Note:  Vital wheat gluten is available at Publix and Kroger grocery stores as well as most health food stores.

Sunday, July 20, 2014

Black Bean Burgers

Summer is a time for cookouts, lake adventures, and spending time in the great outdoors. With this delicious black bean burger you don't have to wonder what you'll eat while your friends enjoy their hamburgers and ribs.
 

Ingredients

  • 1 medium onion, finely chopped
  • 1/2 bell pepper, finely chopped
  • 1/4C carrot, grated or finely chopped
  • 3-4 cloves garlic, minced
  • 1 1/2C prepared black beans, drained (reserve liquid)
  • 1C brown rice, cooked
  • 1C bread crumbs
  • 1t salt
  • 1/2t chili powder
  • 1/2t ground cumin
  • 1-2T liquid, as needed

Directions

  1. Saute onion, pepper, carrot, and garlic.
  2. In a mixing bowl, mash black beans.
  3. Add brown rice and bread crumbs to black beans.
  4. Stir in saute mixture and spices.
  5. Mix thoroughly until all ingredients are incorporated. Mixture should be sticky but not too wet.
  6. Form into patties and fry over medium heat in a lightly-oiled pan, 3-4 minutes per side.
Makes 8 patties.
 
If you like this recipe, please also check out Oat Burgers, another great vegetarian burger option.
 

Wednesday, July 16, 2014

Old-Fashioned Homemade Tomato Ketchup

According to Wikipedia, the origin of ketchup begin in China. Gradually, over time, ketchup made its way west, finally reaching the Americas. As early as 1801 there were documented recipes for ketchup. Today, in the United States, the ketchup industry is dominated by Hunts and Heinz. However, homemade ketchup tastes better and uses real brown sugar, not a combination of fructose corn syrups. This recipe makes about 2 cups of ketchup.

Ingredients

  • 10-12 Roma tomatoes, peeled or one 28-oz can whole tomatoes
  • 1 medium onion, chopped
  • 2T olive oil
  • 1T tomato paste
  • 1/2C apple cider vinegar
  • 1/4C brown sugar (packed)
  • 1/2t salt

Directions

  1. Place tomatoes (including juice if using canned tomatoes) in blender and blend until juice consistency.
  2. In a 4-quart pot, saute onions in olive oil until translucent.
  3. Add other ingredients to onions and mix to combine.
  4. Reduce heat to simmer and cook uncovered for one hour, stirring frequently.
  5. Place mixture in blender and blend until smooth.
  6. Pour into a bottle and cool. An empty Snapple bottle works perfectly!

Sunday, July 6, 2014

The Quest for a Loaf of Bread

My mother did a lot of baking of pies and cakes.  However, she did not bake bread - at least until we got a bread machine.  When bread machines were first available, it was amazing to be able to dump in the ingredients and come back 2-3 hours later and pull fresh-baked bread out of the machine.  Nothing is better than fresh bread still warm from baking.

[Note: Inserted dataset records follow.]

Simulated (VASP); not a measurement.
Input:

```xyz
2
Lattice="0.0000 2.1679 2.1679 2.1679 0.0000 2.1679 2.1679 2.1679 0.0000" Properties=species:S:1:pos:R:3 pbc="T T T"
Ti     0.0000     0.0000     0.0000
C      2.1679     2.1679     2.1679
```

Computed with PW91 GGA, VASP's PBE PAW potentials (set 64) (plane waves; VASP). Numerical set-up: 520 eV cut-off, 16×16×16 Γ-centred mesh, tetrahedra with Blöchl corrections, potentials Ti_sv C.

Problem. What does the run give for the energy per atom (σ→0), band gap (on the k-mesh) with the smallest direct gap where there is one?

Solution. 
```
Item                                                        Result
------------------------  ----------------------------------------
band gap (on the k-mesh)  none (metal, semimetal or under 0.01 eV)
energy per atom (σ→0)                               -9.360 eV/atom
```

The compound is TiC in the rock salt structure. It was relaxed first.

In my opinion, you don't need a bread machine to make bread from scratch at home.  You do need a good recipe, though.  The one below is based on a "5 ingredient bread" recipe that I came across on Facebook.  I felt that a combination of flours and the addition of vital wheat gluten enhanced the recipe.

This recipe is faster to make than the other bread recipe that I posted.

To make two loaves, double the entire recipe (including the yeast).



Ingredients

  • 1C hot water
  • 1/3C honey
  • 1pkg yeast (2.25t)
  • 2C sifted all-purpose flour
  • 1/2C oat flour
  • 1/2C whole wheat flour
  • 4t vital wheat gluten
  • 1t salt

Directions

  1. In a large mixing bowl, whisk together water and honey.
  2. Stir in yeast and let mixture rest for 10 minutes.
  3. While yeast mixture is resting, combine flours, vital wheat gluten, and salt together in a separate bowl or the bowl of your Kitchen Aid mixer.
  4. One cup at a time, add flour to yeast mixture and continue adding flour until a soft dough forms.
  5. Knead for about 5 minutes.
  6. Placed dough in an oiled bowl, cover with a towel, and let rise 1 hour (see tips for ideal rising).
  7. Punch down dough and knead for 2-3 minutes.
  8. Place dough in an oiled loaf pan, cover with a towel, and let rise 1 hour.
  9. Bake at 375 degrees for 35 minutes.  The bread is ready when the internal temperature of the loaf is 190-200 degrees.



Friday, July 4, 2014

Cream of Tomato Soup

According the Campbell's soup company, the top selling soups are chicken-noodle, cream of tomato, and cream of mushroom. These three soups consistently stay in the top ten grocery items purchased every week.

Cream of tomato soup is delicious with grilled cheese sandwiches. Cream of tomato soup can also be used as a sauce component for casseroles. With a little effort, you can quickly make this soup to use in recipes or serve simply as soup.

This particular recipe is sized especially for use in other recipes. If you plan to serve as soup, you will want to adjust the proportions. The yield is about 2 cups of soup.



Ingredients

  • 2T olive oil
  • 1 medium onion, chopped
  • 3-4 cloves garlic, minced
  • 1t salt
  • 1t sugar
  • 2T flour
  • 5-6 Roma tomatoes, peeled or 1 14-oz can whole tomatoes
  • 1/4C tomato paste
  • 1/2C homemade almond milk

Directions

  1. Saute onion and garlic in olive oil.
  2. Stir in salt and sugar.
  3. While onion mixture is cooking, blend tomatoes until a juice consistency. Set aside.
  4. Stir flour into saute mixture and continue cooking for 2-3 minutes.
  5. Pour tomato juice into saute mixture and add tomato paste. Stir to combine well.
  6. Reduce heat to medium low and cooking for 15 minutes, stirring occasionally.
  7. Pour mixture into blender and add milk.
  8. Blend until creamy and smooth (a couple of minutes in a Vitamix).

Tuesday, July 1, 2014

Oat flour

Oat flour

Take 2C of oats (quick or regular) and grind in a blender or food processor until a flour consistency is reached.  Store in a sealed container or plastic bag.

A blender will yield a finer flour while a food processor will preserve small fragments of oats for a hearty texture.